The perfect blend of chocolate and mint, you really can’t go wrong with an Andes mint. Have you ever tried these? They’ve been around for a lot of years and the flavors of the layers of mint and chocolate meld together to make the perfect combination. 

Andes Mints


Andes Mints have a long history of success. It all started at Andes Candies and they really date back to the 1920s, although the official Andes Mint is not credited until 1950. 

Please leave a review or any memories of this snack in the comments at the bottom of this page. Thank you!

Andrew Kanelos of Chicago owned a little candy store in the area in 1921. He began to open more candy locations but all of his candies were Andy’s Candies. The stories say that he realized men didn’t want to give the women in their lives another man’s candy. 

He altered the name to be Andes Candies so it kept the general idea of the name intact but transitioned it so it didn’t seem like the candies came from Andy. It was a thoughtful change and it didn’t cause confusion about the name or brands. 

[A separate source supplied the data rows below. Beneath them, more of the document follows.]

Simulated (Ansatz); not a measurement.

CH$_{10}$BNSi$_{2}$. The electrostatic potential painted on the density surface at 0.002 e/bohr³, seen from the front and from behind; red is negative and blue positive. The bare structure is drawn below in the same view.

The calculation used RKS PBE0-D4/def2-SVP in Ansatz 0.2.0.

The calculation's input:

Those stories make us think that Andes mints were around before the official release of them under this title. However, the known timeframe that Andes Mints were released as such was in 1950. They took off and they’ve been popular 

These candies are a small rectangle with 3 layers. It starts with a layer of chocolate and then they add a layer of mint and then a top layer of chocolate finishes it off. 

The mint is then wrapped in a green foil wrapper that has the Andes company logo on it.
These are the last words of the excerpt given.